Biden, the Democratic front-runner in the presidential race, has said he would let the Justice Department decide whether to investigate Trump but would not order such an investigation.

"Look, I would not direct my Justice Department like this president does. I would let them make their independent judgment," Biden said during the fifth Democratic debate in November.

The White House did not immediately respond to a request for comment.

The roll-out of Warren's plan comes in the final days before the first delegates are awarded in the Democratic contest. Iowa will host the first caucus on Feb. 3, followed by voting in New Hampshire on Feb. 11. Warren is polling in third place nationally, behind Biden and Sen. Bernie Sanders, I-Vt.

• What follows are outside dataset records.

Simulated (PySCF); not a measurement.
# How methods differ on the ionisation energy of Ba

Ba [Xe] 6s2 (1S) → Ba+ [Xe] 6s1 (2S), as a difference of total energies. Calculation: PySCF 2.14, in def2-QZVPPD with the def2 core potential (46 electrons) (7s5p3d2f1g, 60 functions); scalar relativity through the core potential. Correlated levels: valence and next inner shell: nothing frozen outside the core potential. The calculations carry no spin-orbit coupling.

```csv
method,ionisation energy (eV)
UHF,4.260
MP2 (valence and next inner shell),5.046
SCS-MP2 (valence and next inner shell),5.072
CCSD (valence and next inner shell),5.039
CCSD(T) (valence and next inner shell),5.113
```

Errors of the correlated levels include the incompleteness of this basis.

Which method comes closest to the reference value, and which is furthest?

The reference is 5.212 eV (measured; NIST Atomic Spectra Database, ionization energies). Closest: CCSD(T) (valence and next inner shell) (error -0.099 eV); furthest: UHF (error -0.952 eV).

Warren also pledged in the new plan to:

  • Ask for the resignations of all political appointees, including U.S. attorneys, with exceptions for national security and continuity.
  • End federal contracts that the government entered into "as a result of corruption in the Trump administration"
  • Announce her Cabinet choices by Dec. 1, and other top nominations by the middle of that month.
  • Refuse to hire any current lobbyists, or any individual who served as a corporate lobbyist in the past six years, with no exceptions.

The plan also calls for a diverse Cabinet and senior leadership team. Warren committed in the plan to have at least half of her Cabinet positions filled by women and people who are "non binary," or who do not identify as male or female.